Tag Archives: carl barks

70 Aspects of Batman: 30

JACK KIRBY

From Wikipedia:

Jack Kirby (August 28, 1917 – February 6, 1994), born Jacob Kurtzberg, was an American comic book artist, writer and editor. Growing up poor in New York City, Kurtzberg entered the nascent comics industry in the 1930s. He drew various comic strips under different pen names, ultimately settling on Jack Kirby. In 1941, Kirby and writer Joe Simon created the highly successful superhero character Captain America for Timely Comics. During the 1940s, Kirby would create a number of comics for various publishers, often teaming with Simon.

After serving in World War II, Kirby returned to comics and worked in a variety of genres. He contributed to a number of publishers, including Archie Comics and DC Comics, but ultimately found himself at Timely’s 1950s iteration, Atlas Comics, later to be known as Marvel Comics. In the 1960s, Kirby co-created many of Marvel Comics‘ major characters, including the Fantastic Four, the X-Men, and the Hulk, along with writer-editor Stan Lee. Despite the high sales and critical acclaim of the Lee-Kirby titles, Kirby felt treated unfairly, and left the company in 1970 for rival DC Comics.

While working for DC, Kirby created his Fourth World saga, which spanned several comics titles. While these and other titles proved commercially unsuccessful and were canceled, several of their characters and the Fourth World mythos have continued as a significant part of the DC Comics universe. Kirby returned to Marvel briefly in the mid-to-late 1970s, then ventured into television animation and independent comics. In his later years, Kirby received great recognition for his career accomplishments, and is regarded by historians and fans as one of the major innovators and most influential creators in the comic book medium.

In 1987, Kirby, along with Carl Barks and Will Eisner, was one of the three inaugural inductees of the Will Eisner Comic Book Hall of Fame.

As with Will Eisner, it can’t be overstated how important Jack Kirby is in the history of American comics. In a career that spanned seven decades, Kirby created hundreds upon hundreds of characters, worked in almost every conceivable genre and produced tens of thousands of pages of comic art.

And yet, over the course of that career, Batman was a character Kirby rarely tackled. In fact, most of DC’s most well-known characters were hardly, if ever, depicted by The King.
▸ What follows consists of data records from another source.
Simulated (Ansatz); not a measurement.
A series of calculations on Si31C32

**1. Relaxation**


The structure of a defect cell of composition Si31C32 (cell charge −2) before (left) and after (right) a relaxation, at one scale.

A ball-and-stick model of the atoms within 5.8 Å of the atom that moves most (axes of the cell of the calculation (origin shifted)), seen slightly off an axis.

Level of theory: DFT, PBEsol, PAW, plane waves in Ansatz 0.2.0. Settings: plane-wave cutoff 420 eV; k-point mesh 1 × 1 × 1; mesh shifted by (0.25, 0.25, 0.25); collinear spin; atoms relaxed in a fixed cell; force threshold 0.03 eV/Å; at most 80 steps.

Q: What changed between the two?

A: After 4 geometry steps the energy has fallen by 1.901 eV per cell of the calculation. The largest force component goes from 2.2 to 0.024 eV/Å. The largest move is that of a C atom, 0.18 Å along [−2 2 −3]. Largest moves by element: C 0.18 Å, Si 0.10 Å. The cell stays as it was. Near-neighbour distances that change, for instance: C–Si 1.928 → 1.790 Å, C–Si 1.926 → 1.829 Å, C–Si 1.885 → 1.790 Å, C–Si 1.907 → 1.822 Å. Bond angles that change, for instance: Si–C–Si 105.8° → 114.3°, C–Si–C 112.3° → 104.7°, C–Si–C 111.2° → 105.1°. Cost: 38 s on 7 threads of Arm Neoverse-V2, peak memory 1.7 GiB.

Kirby’s most notable DC stints were in the 40s and 70s, respectively. Both of those periods saw Kirby (and during the 40s, his creative partner Joe Simon) mainly creating new characters rather than working on pre-existing ones. In the above cover for Detective Comics, Simon & Kirby creations The Boy Commandos appear alongside Batman & Robin, but only the Commandos were drawn by the pair. Batman artist and Joker co-creator Jerry Robinson handled the dynamic duo.

It wouldn’t be until the early 70s, after his revolutionary work for Marvel in the 60s, that Kirby would actually draw Batman. Strangely, this initial depiction was featured on the cover of The Comic Reader #100, alongside Captain Marvel, Superman and his own creation, Captain America.

By the 1980s Kirby was doing a lot of work in animation, and the comic work he was doing was creator-owned, thanks to fledgling indie publisher Pacific Comics. But in the middle of the decade, Kirby returned for what would be his last period of work for DC.

DC made a deal with toy manufacturer Kenner to produce a line of action figures in the wake of He-Man’s massive success. Dubbed Super Powers, Kirby’s Fourth World antagonists (like Darkseid and Desaad) were chosen as the line’s villians. According to the Super Powers article on Wikipedia, Kirby’s redesign work he did for the line on the characters he created led to some of the only royalties he received during his career.

As a tie-in to the Super Powers toys and Saturday morning cartoon, DC approached Kirby to work on mini-series based on the concept. This was the only time Kirby drew not just Batman, but also Green Lantern, The Flash and other DC icons in actual comic stories.

Although Kirby’s work on the series was perhaps not his best, due to worsening eyesight and old age in general, it still contained the unmistakable energy he was known for. Still uncollected, the Super Powers miniseries have long been clamored for by Kirby’s most devoted fans.

And, as a bonus, here’s his take on The Joker and The Penguin, too.

Jack Kirby: The once and future King.

G.

-AM- Will Eisner: The Father of the Graphic Novel

Scott’s comments reminded me of some things that annoy me about the Cult of Will Eisner. These are not things that annoy about Mr. Eisner himself or even Scott’s comments. It’s just that thinking on Eisner and the title attributed to him reminds me of just how xenophobic and America-obsessed many aspects of our culture are, especially when it comes to comics.

The Father of the Graphic Novel

Are you fucking kidding me?  How surprising it must be for a Japanese or French comics fan to hear that an American that made his FIRST graphic novel in 1978 is the Father of the Graphic Novel.  Sorry, Asterix, Tin Tin, Lone Wolf & Cub, Lucky Luke, Astro Boy, etc. etc.  Since your graphic novels were not by Will Eisner or American you don’t get to count.  Your creators don’t get to be called the Father of the Graphic Novel.  No, I’m sorry, Gil Kane, even though you beat Eisner by 7 years you’re not important enough, I guess.

The incredible amount of praise that the American comics industry heaps on a very small group of individuals is really sickening.  Eisner, Kirby and Kurtzman.  I’d say it’s even worse than the undue overpraise that the Beatles and Led Zeppelin. At least there are hundreds of other bands that are also getting a shitload of praise.  Hey, and they’re not even all Americans!  And then incredible Americans like Carl Barks who weren’t popular enough in the USA don’t get the credit they deserve.

And I’ve still never read a well-written comic with art by Jack Kirby and I’ve read probably 100 at this point, everything from Ant-Man to Fantastic Four to Devil Dinosaur, Challengers of the Unknown, New Gods, 2001, etc.  No matter how good the art, these are all a real chore to read.  At least Eisner comics are the complete package.  Uhhhhh, end of rant.